Most of the moms were having lessons today in ways to improve the quality of their leather work because they make coin purses, purses, leather-bound journals, pencil pouches, key chains, bracelets, and more to earn money to support their children. Most of the kids were off at school, but five-eight kids were on-site for us to play with. Our jobs at the house included 1) helping paint, 2) cooking lunch: spaghetti with olives (olive: aceituna), 3) picking up trash, bricks, and large rocks in the yard, 4) playing with the kids

When it started raining, most of us went inside to the courtyard. The high point of my day was playing with one of the children named Maria (10 y.o.). Originally, we were playing volleyball, which turned into monkey in the middle (mono en la media), which turned into a game she called mantemela.” I later found out she was telling me to pass it slower…needless to say I felt pretty stupid, but the game was set up like monkey in the middle but with two monkeys. The bigger monkey holds the smaller monkey by the arms, the big lifts the little up to avoid the ball, at the same time having to avoid the ball him/herself. The point is for the ball to not touch the legs of the two middle people, but apparently there was no way to win the game.

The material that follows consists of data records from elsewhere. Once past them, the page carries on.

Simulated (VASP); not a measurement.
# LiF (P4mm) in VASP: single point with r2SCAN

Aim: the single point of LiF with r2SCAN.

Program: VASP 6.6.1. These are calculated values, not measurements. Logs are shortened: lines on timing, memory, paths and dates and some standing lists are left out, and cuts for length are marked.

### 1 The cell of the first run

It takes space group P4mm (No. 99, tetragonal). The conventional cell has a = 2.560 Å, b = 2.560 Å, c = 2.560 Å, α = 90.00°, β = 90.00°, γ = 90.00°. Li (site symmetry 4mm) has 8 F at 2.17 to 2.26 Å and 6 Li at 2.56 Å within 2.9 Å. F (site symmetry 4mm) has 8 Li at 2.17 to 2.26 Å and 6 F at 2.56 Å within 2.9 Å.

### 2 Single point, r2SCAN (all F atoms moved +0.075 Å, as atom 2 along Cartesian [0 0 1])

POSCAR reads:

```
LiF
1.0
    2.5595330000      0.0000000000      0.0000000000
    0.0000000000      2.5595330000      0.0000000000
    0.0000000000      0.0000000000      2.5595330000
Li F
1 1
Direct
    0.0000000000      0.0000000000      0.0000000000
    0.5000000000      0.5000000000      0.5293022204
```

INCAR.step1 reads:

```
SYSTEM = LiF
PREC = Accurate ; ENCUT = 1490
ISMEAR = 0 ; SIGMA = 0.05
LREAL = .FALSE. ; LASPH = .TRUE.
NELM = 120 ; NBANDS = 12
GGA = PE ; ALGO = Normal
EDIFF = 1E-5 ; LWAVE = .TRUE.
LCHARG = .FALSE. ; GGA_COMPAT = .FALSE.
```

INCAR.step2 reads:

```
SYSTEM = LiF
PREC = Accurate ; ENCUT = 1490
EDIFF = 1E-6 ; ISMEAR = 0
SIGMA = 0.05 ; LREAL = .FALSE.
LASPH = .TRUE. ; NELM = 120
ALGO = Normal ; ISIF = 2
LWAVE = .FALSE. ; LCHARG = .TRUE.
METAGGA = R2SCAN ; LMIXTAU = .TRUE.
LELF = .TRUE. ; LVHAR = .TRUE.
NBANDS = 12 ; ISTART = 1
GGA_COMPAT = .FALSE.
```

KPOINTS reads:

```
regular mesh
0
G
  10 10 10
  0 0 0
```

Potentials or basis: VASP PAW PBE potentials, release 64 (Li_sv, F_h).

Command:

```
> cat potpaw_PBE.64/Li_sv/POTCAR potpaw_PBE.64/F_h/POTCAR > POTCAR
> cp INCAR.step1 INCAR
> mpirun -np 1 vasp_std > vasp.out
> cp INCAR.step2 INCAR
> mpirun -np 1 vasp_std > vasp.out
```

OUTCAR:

Right before lunch, three of us went down to the kitchen to gather the pans of food to bring up to Casa Mantay. I was really confused when we walked three blocks to get to the kitchen, but one of our leaders, James, was explaining to me that it is a community oven that is open for anyone in the neighborhood to use. I had heard of a community kitchen, but I’ve never heard of a community oven (horno caliente: hot oven).